Predicting House Prices using Supervised Machine Learning Methods
The goal of this project was to compete in an introductory Kaggle competition to predict the price of houses using the Ames Housing data set. This data set consists of just about every feature you can think of to describe homes sold in Ames, Iowa. It has a total of 79 predictive variables with a mix of categorical and numerical features. Many features are highly related, with 9 variables alone describing different aspects of the basement.
The competition evaluates submissions based on RMSLE (Root Mean Squared Log Error), which uses the log of predicted and actual target values so that errors in predicting cheap or expensive houses will impact the score equally. Building good predictive models requires advanced machine learning regression algorithms and gathering an excellent understanding of how features relate to sales price and impact the models.
This project generally followed the below order of exploring the data to gain an understanding of how it looks, conduct some initial data processing based on intuition on how I can improve the models, build initial models and score them. After seeing how the models perform, I went back around to the data processing step to see how I could improve it and then rebuilt models and see how they improved. Finally I made ensembles of the final models using two different methods (averaging and stacking) and submitted the final scores for evaluation.
- Look at relationships between features and the target variable
- Find variables with a strong correlation with the target variable
- Explore multi-collinearity between predictor variables
- Opportunities for feature engineering or feature selection
- Explore the shape of the data
The data exploration stage is an opportunity to get an idea of the relationships between features and the target variable, to find strong correlations with the target variable. Additionally evaluating possible feature engineering options or features that can be dropped is also beneficial. This stage also yields information for the data processing stage about how the data needs to be processed before building models.

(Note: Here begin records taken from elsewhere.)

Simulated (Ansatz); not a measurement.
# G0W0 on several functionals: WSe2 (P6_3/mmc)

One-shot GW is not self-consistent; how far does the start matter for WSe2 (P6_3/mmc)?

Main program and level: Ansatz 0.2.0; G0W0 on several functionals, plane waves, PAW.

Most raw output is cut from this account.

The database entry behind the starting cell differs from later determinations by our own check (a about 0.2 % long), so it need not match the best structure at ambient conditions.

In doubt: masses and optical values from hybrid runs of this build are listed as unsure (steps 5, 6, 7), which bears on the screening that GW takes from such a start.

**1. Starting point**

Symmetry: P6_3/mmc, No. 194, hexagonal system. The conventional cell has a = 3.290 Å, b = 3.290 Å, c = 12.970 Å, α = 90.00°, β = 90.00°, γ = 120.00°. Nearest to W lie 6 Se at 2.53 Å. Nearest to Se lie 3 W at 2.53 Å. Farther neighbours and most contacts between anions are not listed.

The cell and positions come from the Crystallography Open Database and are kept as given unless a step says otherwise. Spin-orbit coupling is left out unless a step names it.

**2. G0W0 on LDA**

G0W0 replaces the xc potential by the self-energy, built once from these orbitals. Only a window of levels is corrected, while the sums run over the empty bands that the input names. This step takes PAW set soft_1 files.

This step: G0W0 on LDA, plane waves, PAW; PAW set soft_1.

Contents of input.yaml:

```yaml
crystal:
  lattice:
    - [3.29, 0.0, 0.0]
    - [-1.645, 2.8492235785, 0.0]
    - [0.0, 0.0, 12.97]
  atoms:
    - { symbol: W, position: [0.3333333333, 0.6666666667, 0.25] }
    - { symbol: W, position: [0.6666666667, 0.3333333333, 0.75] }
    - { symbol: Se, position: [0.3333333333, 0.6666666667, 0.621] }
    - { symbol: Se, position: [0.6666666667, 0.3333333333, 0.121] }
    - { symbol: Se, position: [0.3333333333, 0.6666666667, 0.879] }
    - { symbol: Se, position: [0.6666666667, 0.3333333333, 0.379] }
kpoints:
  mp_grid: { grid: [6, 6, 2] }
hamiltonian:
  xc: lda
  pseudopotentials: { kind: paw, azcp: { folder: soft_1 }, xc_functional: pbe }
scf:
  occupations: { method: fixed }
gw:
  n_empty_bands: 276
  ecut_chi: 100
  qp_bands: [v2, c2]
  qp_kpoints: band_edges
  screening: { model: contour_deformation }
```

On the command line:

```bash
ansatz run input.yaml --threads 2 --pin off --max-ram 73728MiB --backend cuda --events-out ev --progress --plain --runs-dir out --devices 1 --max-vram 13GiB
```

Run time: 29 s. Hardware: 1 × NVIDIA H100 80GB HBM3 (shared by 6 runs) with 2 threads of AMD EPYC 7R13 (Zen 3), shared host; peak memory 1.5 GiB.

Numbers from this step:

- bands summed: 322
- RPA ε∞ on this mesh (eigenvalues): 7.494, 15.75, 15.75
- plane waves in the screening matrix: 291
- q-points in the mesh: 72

Above is a correlation matrix of the top 5 positively correlated features. From it, we can see that multi-collinearity is already evident in this subset of the features. In general, many of the predictors in the data set exhibit some relationship. The features that refer to different aspects of the same house amenities have strong relationships.
A handful of variables had a significant skew to the right, with a long tail for higher values, as can be seen in the above histogram of sale prices and the below histogram of Lot Area. In the final models, the log of variables like these were used so that high values would hopefully cause less of a bias in the models
Categorical variables were tougher to explore in mass, but made up about half the data set. The above graphs show two categorical features with the strongest relationship with sale price (as determined by later feature importance exploration in the intermediary models).
Outliers are another source of potential bias in the final models. While processing my data I decided to remove very large houses (‘Ground Living Area’ > 4,000) or houses that sold for very high prices (‘SalesPrice’ > 700,000) to reduce bias. This only removed 4 observations from the data set.
This phase of the project involved the following major steps:
- Categorical Variables: Dummify / Encode
- Handle missingness
- Feature engineering
Once the models were built and evaluated, I went back to the data processing stage. The following steps were decided to be beneficial to improving the model:
- Feature Selection for important variables
- Removing outliers
- Transform skewed variables
The models built to predict housing price included MLR, Penalized Regression, Random Forest, Gradient Boosting, and XGBoost. Overall, XGBoost performed the best, even compared to ensemble models (just barely). Below I compare the results from the different models.
Linear Regression Models
- Checking the assumptions of MLR confirmed the data did fit a linear regression task
- Required dummification: 79 variable turns into 250+
- Penalization reduced the effects of multi-collinearity on the model
- Best performance from ridge regression
Tree Based Models
- No dummification required
- Feature Importance
- Built custom scoring method to use RMSLE as the gridsearch/cv tuning metric
- Marginal improvement in CV results, but vastly improved how robust the models were when submitting on Kaggle
The Average Ensemble model had the best performance on my test set, but it was narrowly outperformed by the XGBoost model on the Kaggle leaderboard. Averaging can help reduce overfitting of any one model. Stacking Ensemble in theory builds on the different strengths of different models. Its poorer performance suggests to me that the base models may use similar information to predict values.
The best Kaggle score for the XGBoost model scored in the top 25% percent on Kaggle (placed #1225).
The below graph shows the feature importances in the XGBoost model. The ‘Overall Quality’ feature was the single most important predictor in every model. Other important variables include other quality-related features and size-related features.Interestingly, most of these variables also showed up with the highest correlation with sale price in the initial data exploration.
- There were diminishing returns on subsequent models, especially on tuning a single model for better performance
- All models performed better on the unseen/set aside test set than on predicting the Kaggle test data set
- Improvements may include more experimenting with how changes in data processing influences model performance.
- Additionally, there were more types of models or variations for model ensembling I was interested in applying to this data set that realistic constraints didn’t allow for.